8:29 AM (BBC)
In preparation for the holy time of Ramadan, the holiest time in the Muslim calendar apart from International Eat-A-Goat Day, leading Muslim clerics have announced a new plan to bring peace to the world by killing everyone who isn't a Muslim.
"In observing these world events," said Sheikh Jihad Al-Mujahid, "we can clearly see that conflict emanates from all regions where Muslims are in contact with non-Muslims. From this one can only draw one conclusion, that all problems are caused by the continued existence of infidels or those who have not accepted Islam. In the name of Allah the Most Merciful to bring world peace, we have decided to kill everyone."
As part of a joint proclamation with top Shiite and Sunni clerics, the decision has been made to peacefully begin killing everyone on September 28th. This announcement has been met with some concern.
France has sent a diplomatic letter asking for clarification as to what is meant by this plan to kill everyone and whether it really means "zhey will keel everyone." The EU representatives speculated that this was due to a lack of progress in the Middle-East peace process and announced a new peace plan that would turn over 100 percent of Israel to the Arabs and kill 95.5 percent of Jews living there.
Israel's Prime Minister Ehud Olmert angrily countered that Israel could and would never accept such a plan. "Israel is willing to make great sacrifices for peace," Olmert said, "we can offer to hand over 99 percent of Israel and allow the killing of up to 75 percent of the Jewish people but absolutely no more. I am completely firm in this regard."

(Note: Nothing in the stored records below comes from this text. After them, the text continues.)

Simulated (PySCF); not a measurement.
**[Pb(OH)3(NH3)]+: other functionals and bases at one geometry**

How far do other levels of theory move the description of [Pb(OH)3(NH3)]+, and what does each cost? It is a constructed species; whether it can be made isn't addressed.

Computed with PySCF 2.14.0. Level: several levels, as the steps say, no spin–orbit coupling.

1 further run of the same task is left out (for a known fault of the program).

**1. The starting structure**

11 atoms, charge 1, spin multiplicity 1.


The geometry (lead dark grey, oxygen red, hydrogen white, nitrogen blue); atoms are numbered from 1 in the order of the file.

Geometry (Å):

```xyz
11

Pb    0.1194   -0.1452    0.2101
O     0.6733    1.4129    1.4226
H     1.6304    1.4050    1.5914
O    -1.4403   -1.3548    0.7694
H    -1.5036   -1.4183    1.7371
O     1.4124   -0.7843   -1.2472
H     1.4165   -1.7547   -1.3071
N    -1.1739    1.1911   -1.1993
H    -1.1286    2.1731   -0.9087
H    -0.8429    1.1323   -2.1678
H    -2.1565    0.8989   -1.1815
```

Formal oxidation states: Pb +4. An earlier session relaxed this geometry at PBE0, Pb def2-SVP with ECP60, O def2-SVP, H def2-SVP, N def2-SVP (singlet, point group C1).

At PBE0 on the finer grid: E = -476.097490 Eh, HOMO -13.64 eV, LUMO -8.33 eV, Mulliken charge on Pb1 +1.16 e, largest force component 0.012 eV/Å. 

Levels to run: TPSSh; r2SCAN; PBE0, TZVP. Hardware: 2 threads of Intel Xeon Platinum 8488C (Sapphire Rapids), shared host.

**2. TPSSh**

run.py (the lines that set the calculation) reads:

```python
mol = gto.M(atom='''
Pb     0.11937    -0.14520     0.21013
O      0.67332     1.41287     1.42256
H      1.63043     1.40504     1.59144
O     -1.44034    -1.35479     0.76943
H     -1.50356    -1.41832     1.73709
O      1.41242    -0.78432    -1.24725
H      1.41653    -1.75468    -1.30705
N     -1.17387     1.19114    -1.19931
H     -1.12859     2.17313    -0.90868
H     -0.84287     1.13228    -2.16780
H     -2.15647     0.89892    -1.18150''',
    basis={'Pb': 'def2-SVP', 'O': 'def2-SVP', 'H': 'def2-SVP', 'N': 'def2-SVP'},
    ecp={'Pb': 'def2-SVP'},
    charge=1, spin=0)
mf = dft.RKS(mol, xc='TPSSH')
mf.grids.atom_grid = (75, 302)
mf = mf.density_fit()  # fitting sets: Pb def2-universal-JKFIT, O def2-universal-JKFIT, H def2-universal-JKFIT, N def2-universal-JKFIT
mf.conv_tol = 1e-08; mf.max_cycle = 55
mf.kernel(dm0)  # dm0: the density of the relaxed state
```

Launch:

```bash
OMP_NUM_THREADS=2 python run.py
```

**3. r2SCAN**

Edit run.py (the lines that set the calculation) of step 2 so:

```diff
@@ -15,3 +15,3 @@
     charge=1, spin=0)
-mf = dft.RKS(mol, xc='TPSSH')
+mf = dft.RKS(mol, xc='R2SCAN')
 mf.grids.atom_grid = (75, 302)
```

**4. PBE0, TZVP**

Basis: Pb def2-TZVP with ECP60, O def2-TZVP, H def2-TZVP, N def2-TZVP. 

President Bush in Washington D.C. called on the world to embrace the "Democratic means of resoluting discussions" and "abandoning evildoms for progressing through hopeful measurings" and warned against any outbursts of Islamophobia. "Today a billion and a half people around the world met and democratically decided to kill everyone different from them. While we disagree with their decision, we respect the democratic means they undertook to reach it and we wish them well as they scale new heights of democraticisity."
In London there have been nervous tensions and the British government has speedily responded by dispatching large numbers of police officers to protect Mosques and Muslim stores against any possible outbreaks of anti-Muslim vandalism. Prime Minister Blair met with the heads of the Muslim Council of Britain and while the Prime Minister stated that he continued to differ with the council on their position of killing everyone, he had learned a lot from their exchange of ideas.
Reacting to the crisis the Archbishop of Canterbury sprang into action announcing that every Church in the Church of England would henceforth be open all day.
"In such a troubled time people of faith are searching for answers and the Church of England as always stands ready to provide them," said the Archbishop. "Our Churches will be open all day and will be holding seminars on Buddhism and globalization allowing our parishioners to meditate on their sins against the third world before they are brutally hacked to death. We have already made arrangements with our Muslim brothers to wait until after the screening of Ken Loach's latest film before they murder us all, as part of our well-deserved karmic atonement for using to much petrol in our BMW's."
Back in the United States, the Reform Council of Judaism, the Conservative Synagogue Alliance, the Reconstructionist Federation and the Wiccan Jewish Alliance of America have already announced their top priority legislative agenda, ensuring that married lesbian couples will have equal access to abortions.
In a dissenting statement the Agudah representative Rabbi Shmuel Herschel said the following, "ve are immediately calling for a yoym tefila vur der gantzer klal as dis svere catastrophe hut gekummen zu uns as die froyen zey geyeh in die untzniusdike kleider as it says in die shir ha'shirim, ani schehora veyofya, vus meint sechora ven alle veisen as yiddishe froyen sind nit keine schwartzes, es meint zei geyen bekleidet in schwartz vun fis zu kopf vie die musselmanische froyen geyehn und dos ist yofye as es zogt kol kvoydoh bat meylech penima, ven alle yiddische froyen vellen geyen bekleidet vie musselmanische froyen, vellen mir zeihn an am kodeysh un a mamlechet koyhanim as die menner vellen hoben night mer keine interes in die froyen nur in lernen blatt gemore."
His statement however was generally ignored since no one could tell what he was talking about and he quickly digressed to a discussion of whether washing the bugs in lettuce with the bugs in tap water would cause both sets of bugs to eat each other, thereby nullifying themselves.
Schools and libraries around the world meanwhile are meeting the emergency by sponsoring a special "Learn About Islam Before They Kill You Day," which will teach average Americans and Europeans the proper way to convert to Islam, the proper positions for being beheaded and to avoid eating any pork products for at least a day before being killed, so as as not to defile their murderers.
The city of London in cooperation with the Muslim Council of Britain has announced a program of designated killing areas through the city where those who refuse to convert to Islam can report to for a quick beheading.
"This," said Mayor Ken Livingstone soon to be Mayor Abu Khalid, "will prevent inconvenience to Britons of the Muslim faith from having to hunt you down and kill you and then mutilate your corpse. It will also limit damage to both public and private property.
"With your cooperation all this unpleasantness will be concluded shortly.